I can see how a Docker container with an external dependency can be useful too, so I'm not trying to dismiss that technology. The point is, however, that simpler alternatives may exist. I, and others, did test-driven development for more than a decade before Docker existed.
Tests that can only be performed in production #
The last category of tests are those that you can only perform on a production system. What might be examples of that?
I've run into a few over the years. One such test is what I call a Smoke Test: Metaphorically speaking, turn it on and see if it develops smoke. These kinds of tests are good at catching configuration errors. Does the web server have the right connection string to the database? A test can verify whether that's the case, but it makes no sense to run such a test on a development machine, or against a test system, or a staging environment. You want to verify that the production system is correctly configured. Only a test against the production system can do that.
For every configuration value, you may want to consider a Smoke Test.
There are other kinds of tests you can only perform in production. Sometimes, it's not technical concerns, but rather legal or financial constraints, that dictate circumstances.

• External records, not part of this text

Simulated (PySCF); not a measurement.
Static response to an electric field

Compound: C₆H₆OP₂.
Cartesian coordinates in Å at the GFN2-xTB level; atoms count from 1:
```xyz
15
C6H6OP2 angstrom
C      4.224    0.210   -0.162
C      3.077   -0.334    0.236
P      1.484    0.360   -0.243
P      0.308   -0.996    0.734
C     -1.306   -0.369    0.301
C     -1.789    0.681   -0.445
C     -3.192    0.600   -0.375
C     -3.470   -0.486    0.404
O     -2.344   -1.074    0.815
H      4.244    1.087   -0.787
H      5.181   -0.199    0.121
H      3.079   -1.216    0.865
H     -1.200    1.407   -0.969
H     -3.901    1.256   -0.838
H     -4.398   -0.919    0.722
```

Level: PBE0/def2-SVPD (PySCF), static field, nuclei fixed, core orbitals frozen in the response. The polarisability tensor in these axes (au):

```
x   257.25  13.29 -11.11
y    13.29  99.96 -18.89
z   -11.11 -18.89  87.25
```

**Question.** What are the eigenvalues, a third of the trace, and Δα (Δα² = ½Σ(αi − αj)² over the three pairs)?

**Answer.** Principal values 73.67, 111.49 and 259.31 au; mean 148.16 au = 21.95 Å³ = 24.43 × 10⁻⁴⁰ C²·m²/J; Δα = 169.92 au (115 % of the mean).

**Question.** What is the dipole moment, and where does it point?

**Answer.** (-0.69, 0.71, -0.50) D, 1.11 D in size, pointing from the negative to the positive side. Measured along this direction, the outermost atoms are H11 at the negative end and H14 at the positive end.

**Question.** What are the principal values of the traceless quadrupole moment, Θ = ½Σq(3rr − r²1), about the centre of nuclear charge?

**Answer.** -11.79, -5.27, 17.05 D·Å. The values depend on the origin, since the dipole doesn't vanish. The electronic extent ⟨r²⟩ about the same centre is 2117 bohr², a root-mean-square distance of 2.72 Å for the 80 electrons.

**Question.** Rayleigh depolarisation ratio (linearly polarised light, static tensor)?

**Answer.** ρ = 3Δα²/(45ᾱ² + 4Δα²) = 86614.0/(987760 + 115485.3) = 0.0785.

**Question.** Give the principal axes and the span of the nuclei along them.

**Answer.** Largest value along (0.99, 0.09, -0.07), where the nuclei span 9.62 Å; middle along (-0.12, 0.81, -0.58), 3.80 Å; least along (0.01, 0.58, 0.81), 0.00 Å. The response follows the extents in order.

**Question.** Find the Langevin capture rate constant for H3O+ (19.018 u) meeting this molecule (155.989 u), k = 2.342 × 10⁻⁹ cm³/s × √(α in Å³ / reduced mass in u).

A few years ago I worked with a software organisation that, among other things, integrated with the Danish personal identification number system (CPR). Things may have changed since, but back then, an organisation had to have a legal agreement with CPR before being granted access to its integration services. It's an old system (originally from 1968) with a proprietary data integration protocol.
We test-drove a parser of the data format, but that still left behind a Humble Object that would actually perform the data transfers. How do we test that Humble Object?
Back then, at least, there was no test system for the CPR service, and it was illegal to query the live system unless you had a business reason. And software testing did not constitute a legal reason.
The only legal option was to make the Humble Object as simple and foolproof as possible, and then observe how it worked in actual production situations. Containers wouldn't help in such a situation.
It's possible to write automated tests against production systems, but unless you're careful, they're difficult to write and maintain. At least, go easy on the assertions, since you can't assume much about the run-time data and behaviour of a live system. Smoke tests are mostly just 'pings', so can be written to be fairly maintenance-free, but you shouldn't need many of them.
Other kinds of tests against production are likely to be fragile, so it pays to minimise their number. That's the top of the pyramid.
User interfaces #
I no longer develop user interfaces, so take the following with a pinch of salt.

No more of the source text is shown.